1706672 (Refugee)

Case

[2020] AATA 1268

1 May 2020


1706672 (Refugee) [2020] AATA 1268 (1 May 2020)

DECISION RECORD

DIVISION:Migration & Refugee Division

CASE NUMBER:  1706672

COUNTRY OF REFERENCE:                   Malaysia

MEMBER:Mary Urquhart

DATE:1 May 2020

PLACE OF DECISION:  Melbourne

DECISION:The Tribunal affirms the decision not to grant the applicant a protection visa.

Statement made on 01 May 2020 at 12:48pm

CATCHWORDS

REFUGEE – protection visa – Malaysia – applicant left Australia – in third country with Australian permanent resident husband for his job there – own passport expired – no visa to return to Australia – application under review affirmed

LEGISLATION

Migration Act 1958 (Cth), ss 36(2), 65(1)

Any references appearing in square brackets indicate that information has been omitted from this decision pursuant to section 431 of the Migration Act 1958 and replaced with generic information which does not allow the identification of an applicant, or their relative or other dependants.

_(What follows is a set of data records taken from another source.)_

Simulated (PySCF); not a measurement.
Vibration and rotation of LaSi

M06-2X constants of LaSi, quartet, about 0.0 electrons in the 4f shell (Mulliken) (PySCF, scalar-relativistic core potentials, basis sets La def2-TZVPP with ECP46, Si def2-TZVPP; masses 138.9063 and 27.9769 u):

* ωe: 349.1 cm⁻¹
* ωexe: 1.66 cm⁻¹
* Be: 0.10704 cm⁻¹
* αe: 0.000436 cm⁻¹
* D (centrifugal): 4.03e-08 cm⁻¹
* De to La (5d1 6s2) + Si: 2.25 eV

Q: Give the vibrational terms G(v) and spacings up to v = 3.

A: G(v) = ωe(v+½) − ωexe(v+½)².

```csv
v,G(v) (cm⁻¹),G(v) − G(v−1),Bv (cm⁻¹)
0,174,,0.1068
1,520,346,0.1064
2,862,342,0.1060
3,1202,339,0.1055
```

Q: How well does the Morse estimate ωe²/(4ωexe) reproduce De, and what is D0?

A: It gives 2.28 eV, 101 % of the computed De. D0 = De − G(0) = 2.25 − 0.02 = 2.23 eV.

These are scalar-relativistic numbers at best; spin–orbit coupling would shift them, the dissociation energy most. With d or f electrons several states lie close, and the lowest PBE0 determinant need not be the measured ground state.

STATEMENT OF DECISION AND REASONS

APPLICATION FOR REVIEW

  1. This is an application for review of a decision made by a delegate of the Minister for Immigration and Border Protection on 8 March 2017 to refuse to grant the applicant a protection visa under s.65 of the Migration Act 1958 (the Act). The applicant, who claims to be a citizen of Malaysia applied for the visa on 28 October 2016.

  2. For the following reasons, the Tribunal has decided to affirm the decision under review.

    CONSIDERATION OF CLAIMS AND EVIDENCE

  3. Under s.65(1) a visa may be granted only if the decision maker is satisfied that the prescribed criteria for the visa have been satisfied.

  4. So far as is relevant to this matter, s.36(2) of the Act provides that a criterion for a protection visa is that the applicant for the visa is a non-citizen in Australia. This means that a protection visa may only be granted if the applicant is in Australia.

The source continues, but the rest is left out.